Day 1 – Dragons Peak Resort.

Having diligently filled in the register at the Monks Cowl gate, and made a last civilised toilet stop, we head out into the mist of the first day’s walk. The upside of the cold is the sense of freshness it brings with it. The upside of the mist is that we have no regard for the steep incline we have tackled fresh out the gate. We wind our way further up Keartland’s Pass, into the berg and deeper into the mist. We keep tally of one another through brightly coloured rain jackets. In the mist the landscape is rendered moot and the powerful vistas of the mountains are now rivaled by the smallest intricacies of the path. The rock upholstered in bright yellow moss and the vivid red berries that adorn the branches we scrape past. 

Day 1 – Keartlands Pass.

Day 1 – Keartlands Pass.

Day 1 – Sugarbush in the mist.

Day 1 – Approaching Chrystal Falls.

Day 1 – The climb towards Blindman's Corner.

Day 1 – The climb towards Blindman's Corner.

Day 1 – The climb towards Blindman's Corner.

Day 1 – The mist...

Day 1 – Blindman's Corner towards Hlatikhulu Nek.

A bemused Crag Lizard.

An indifferent Fire Ant.

The mist is burnt off by the midday sun. We stop for lunch at the top of a bald with a magnificent view of Dragon’s Back and Champagne Castle. One of us is lucky enough to be carrying the first day’s food supply and we lighten her load, making quick work of the Provitas, tuna and sun-dried tomatoes.

Day 1 – Champagne Castle and the Dragon's Back.

Day 1 – Gatberg.

Day 1 – Valley leading down to Zulu Cave.

Having walked mostly uphill to this point, we happily descend into the valley and onwards to the first of the two caves on the hike. Zulu Cave is an overhang, hidden behind a waterfall and some brush. It provides a confident shelter against the cold and dark of the night. Sleeping out in a group feels much safer than going solo. The fear factor decreases exponentially with each addition to the group. And yet, eight adults and all their bells and whistles are still no match for a mischievous pack of baboons who it seems have also made camp for the night – right above the roof of ‘our’ cave. We give them the benefit of the doubt, excusing the first two rocks that come flying over the mouth of the overhang as having been mistakenly dislodged. By the fourth and fifth rock, we take it personally and head out for toilet breaks in groups of two. 

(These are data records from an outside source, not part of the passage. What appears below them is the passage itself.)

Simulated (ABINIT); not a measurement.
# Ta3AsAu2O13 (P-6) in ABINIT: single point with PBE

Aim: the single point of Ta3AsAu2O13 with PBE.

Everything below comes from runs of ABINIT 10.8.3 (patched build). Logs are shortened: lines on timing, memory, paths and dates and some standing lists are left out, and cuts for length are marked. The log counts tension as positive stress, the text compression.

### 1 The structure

There’s nothing like the cold hard soil of the Drakensberg and troop of stone throwing baboons to get a group of friends discussing topics that are usually given a very wide berth. Lavatorial practices go from being politely announced, well, as politely as one could with a bright orange shovel in hand, to being openly discussed for tips on hole digging technique and efficiency. 

Day 1 – Zulu Cave.

Day 1 – Overnight in Zulu Cave.

Day 2 – Zulu Cave.

Having survived the uneasy camber of the Zulu Cave floor, we are all up early for a huddle of oats and coffee in the freshness of dawn. We manage to pack up camp with a speed that is rewarded with the first warmth of the sun as we make our way back up the valley we had descended the day before.

Day 2 – Mdedelelo Wilderness Area.

Day 2 – Mdedelelo Wilderness Area.

The Keith Bush Camp valley had suffered a recent fire. As we walk the scorched earth into the heat of the midday sun, we are almost happy for the rain. Almost.

Covering up packs and pulling on rain jackets in a fluster of even brighter colour than what we already had on, we keep up the chatter and pace with a fair way to go to our next overnight stop.

Eras and I had walked this section of the route before and are happy to share the view with some of our best friends. Hiking amongst friends is a totally different experience. There is always someone faster than you, slower than you, chattier than you, quieter than you and it feels great to be ensconced in a group with patience for you. 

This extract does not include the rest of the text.